3.5.5 Path Restoration
In path restoration (PR) the capacity design and corresponding rerouting problems are posed as multi-commodity maximum flow-like rerouting problems to replace affected paths end-to-end following removal of the failed span from the graph. This may or may not involve conversion of surviving working capacity of failed paths into capacity that is available for use in restoration, an aspect called "stub release." This type of path restoration with stub release is of special theoretical significance because it represents the most efficient possible class of survivable network.
3.5.6 Shared-Backup Path Protection (SBPP)
A related method that is particularly amenable to IP-centric control of optical networks is called shared-backup path protection (SBPP). A prior scheme for ATM VP-based transport networking works in the same logical manner and can also be used for MPLS path protection. The approach in SBPP is simplified relative to path restoration by defining a single fully disjoint backup path for each working or "primary" path. In effect, a 1:1 DP APS arrangement is established at the level of each service path. This simplifies real-time operation as the protection response is independent of where the failure occurs on the corresponding working path (whereas the PR response is failure-specific). Relatively high efficiency is still achieved even though a 1-for-1 APS setup exists because spare capacity is shared over failure-disjoint backup paths. Chapter 6 is devoted to path restoration and SBPP schemes. Chapter 7 treats the application of SBPP to the MPLS layer or ATM VP layer transport where oversubscription-based planning of protection capacity is possible to considerably reduce overall capacity requirements.
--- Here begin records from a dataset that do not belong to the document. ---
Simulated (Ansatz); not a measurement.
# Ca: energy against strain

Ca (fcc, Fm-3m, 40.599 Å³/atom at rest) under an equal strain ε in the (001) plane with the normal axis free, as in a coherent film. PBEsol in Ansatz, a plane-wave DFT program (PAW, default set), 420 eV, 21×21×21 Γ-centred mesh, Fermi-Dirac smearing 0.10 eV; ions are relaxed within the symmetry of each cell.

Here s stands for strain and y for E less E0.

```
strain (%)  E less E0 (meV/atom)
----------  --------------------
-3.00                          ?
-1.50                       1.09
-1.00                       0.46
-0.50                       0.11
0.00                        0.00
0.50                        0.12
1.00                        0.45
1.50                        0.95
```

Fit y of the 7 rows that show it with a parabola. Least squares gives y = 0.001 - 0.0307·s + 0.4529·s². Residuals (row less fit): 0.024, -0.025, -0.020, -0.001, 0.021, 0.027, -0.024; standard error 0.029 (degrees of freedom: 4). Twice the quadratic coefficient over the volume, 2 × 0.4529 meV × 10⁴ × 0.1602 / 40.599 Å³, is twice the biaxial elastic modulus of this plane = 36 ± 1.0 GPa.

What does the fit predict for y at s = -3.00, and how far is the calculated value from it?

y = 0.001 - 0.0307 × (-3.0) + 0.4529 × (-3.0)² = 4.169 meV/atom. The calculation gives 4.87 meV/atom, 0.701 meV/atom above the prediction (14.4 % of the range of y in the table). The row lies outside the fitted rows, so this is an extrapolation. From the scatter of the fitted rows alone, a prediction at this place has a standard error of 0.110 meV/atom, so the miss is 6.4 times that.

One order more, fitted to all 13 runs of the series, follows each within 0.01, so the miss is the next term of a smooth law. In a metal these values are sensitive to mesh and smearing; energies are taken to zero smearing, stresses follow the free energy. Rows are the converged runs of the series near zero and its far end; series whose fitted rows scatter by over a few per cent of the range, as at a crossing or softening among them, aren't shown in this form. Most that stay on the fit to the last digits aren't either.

3.5.7 Segmented or Short-Leap Shared Protection (SLSP)
This is a variation on SBPP in which SBPP-like shared backup protection paths are set up over several segments or sections of the path, rather than end-to-end over the entire length of the working path. This accommodates a working path that may need to travel through several pre-defined protection domains. More generally, division of any working path into segments for protection produces a family of options between the extremes of pure span protection and SBPP. When a primary is protected with segment-wise disjoint paths, not end-to-end with a single backup path, availability is improved and protection arrangements can be managed locally within each domain the primary crosses between entry and egress nodes of that domain. By further defining protection domains to overlap, single point exposures to node failure are avoided where the SBPP segments would be otherwise connected in tandem through a single node. The idea of segmented interlaced backup paths was introduced in [KrPr00] and later applied to lightpath protection in [HoMo02b], [SaMu02], [GuPr03]. The concept of segment-based rerouting was also studied in [JoSa98] where it was similarly recognized that with ATM backup-VP protection, availability would degrade for long service paths. The methods for SBPP design in Chapter 6 cover SLSP when used on a transformation of the initial demand matrix which converts end-to-end path requirements into apparent demand between the designated segment protection nodes.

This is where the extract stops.